I'm still not satisfied with the response from DCU. I got the feeling
that they thought they were doing me a favor by defaulting overdrafts
to home equity rather than CRT. I'll say it again; I want option C
of defaulting to my savings and paying NO interest. I realize that
this may result in slightly less revenue for DCU, but I don't think
they want to get interest from people who unintentionally overdrafted.
For those who prefer this convenience, all well and good, but for
the rest of us, please give us the option of refusing it at the
time of closing. And this means pointing out this feature, not relying
upon the customer to figure it out for themself.
Does anyone else feel that paying 0% interest is better than 8%
or 16%? Maybe my viewpoint is a little slanted, but it seems fairly
reasonable to me.
|
101.27 | | SALEM::RIEU | Bill the Cat in '88 | Thu Jun 02 1988 13:19 | 4 |
| You can fefuse it by sending them a letter stating you want to
use your savings for overdraft. But, you can't do so unless you
know of their 'feature'.
Denny
|
101.28 | An open letter to DCU. | SALEM::ALIZIO | | Fri Jun 03 1988 09:41 | 55 |
|
An open letter to all DCU representatives and/or BOD members.
To whom it may concern:
By means of this letter I hereby solicit your input on the
subject note. Specifically, the heart of the matter centers around
the option listed on the back of the home equity loan agreement
that provides the capability of drawing on your line of credit by
intentionally writing an overdraft on your checking account. By
signing this agreement, the customer is making their line of credit
the first option in an overdraft situation. For those who choose
to avail themselves of this convenience, it's all well and good.
Those who don't can simply write a letter to DCU requesting that
the first overdraft default go against their savings. This is an
existing DCU policy.
My request is a small one, and doesn't involve either a policy
change or any alteration to the loan agreement form. Very simply,
I'd like to ask if your DCU representatives could point out this
option at the closing, before the loan agreement is signed. Then,
they should inform the customer that they have the option not to
have this form of default. I'm not sure if the customer would still
have to draft up a letter to decline this option, or whether a verbal
declaration during the closing would suffice. I'd leave that up to
your judgement as their may be legal implications to deal with.
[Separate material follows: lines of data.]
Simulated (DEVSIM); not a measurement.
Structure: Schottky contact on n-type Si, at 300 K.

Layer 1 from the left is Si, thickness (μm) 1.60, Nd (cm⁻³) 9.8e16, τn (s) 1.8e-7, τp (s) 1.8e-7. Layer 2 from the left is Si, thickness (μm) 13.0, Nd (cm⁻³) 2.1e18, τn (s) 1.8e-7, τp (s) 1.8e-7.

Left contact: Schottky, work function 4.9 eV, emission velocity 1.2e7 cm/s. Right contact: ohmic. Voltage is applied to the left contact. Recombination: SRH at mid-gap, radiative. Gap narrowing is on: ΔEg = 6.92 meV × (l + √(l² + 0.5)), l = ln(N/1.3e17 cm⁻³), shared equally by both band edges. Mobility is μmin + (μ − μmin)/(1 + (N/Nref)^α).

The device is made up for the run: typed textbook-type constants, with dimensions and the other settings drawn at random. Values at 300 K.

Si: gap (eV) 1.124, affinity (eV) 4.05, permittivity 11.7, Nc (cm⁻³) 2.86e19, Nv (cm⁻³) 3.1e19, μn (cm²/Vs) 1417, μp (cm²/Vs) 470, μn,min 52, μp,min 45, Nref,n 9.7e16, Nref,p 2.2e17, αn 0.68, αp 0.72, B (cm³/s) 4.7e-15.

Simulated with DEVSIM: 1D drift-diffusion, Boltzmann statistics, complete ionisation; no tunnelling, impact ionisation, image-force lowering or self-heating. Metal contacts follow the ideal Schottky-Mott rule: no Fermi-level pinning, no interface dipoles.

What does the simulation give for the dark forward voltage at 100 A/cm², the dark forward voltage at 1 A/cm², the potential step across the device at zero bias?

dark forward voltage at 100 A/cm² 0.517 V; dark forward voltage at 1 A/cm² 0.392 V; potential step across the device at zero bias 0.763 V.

Could you please address yourself to this issue as soon as
possible, and post your reply here?
Thank you.
Sincerely,
Paul Alizio
|
101.29 | My feedback on the overdraft issue | VOYAGE::JWHITTAKER | | Fri Jun 03 1988 14:05 | 20 |
| As in any business transaction, it is the responsibility of both
parties to ensure their interests are protected. By asking the
DCU to assume the responsibility of ensuring that the signee of
a business transaction of this type, the burdon is shifted from
both parties to a single party, namely the DCU, which I believe
is inappropriate. The agreement in question clearly indicates that
overdrafts will be covered by the equity line of credit. The DCU
has no meaninful way to ensure that any overdraft is either intentional
or the result of an error by the writer of the check. The burdon
of responsibility must be placed on the participating member to
notify the DCU in writing to first utilize savings to cover a
short-fall in his/her checking account, than look to the equity
line of credit as secondary source to cover the overdraft. I think
you are asking too much of the DCU to assume this responsibility,
and that an alternative method is available to the member to notify
them in writing of how each individual member wishes to have overdrafts
covered. You asked, so this is my opinion.
Jay
|
101.30 | Very small additional responsibility for DCU | SALEM::ALIZIO | | Fri Jun 03 1988 16:54 | 27 |
|
re. .29
The only additional responsibility I have requested from DCU is
that they inform their customer that they can decline the option
of having overdrafts trigger an advance on their line of credit.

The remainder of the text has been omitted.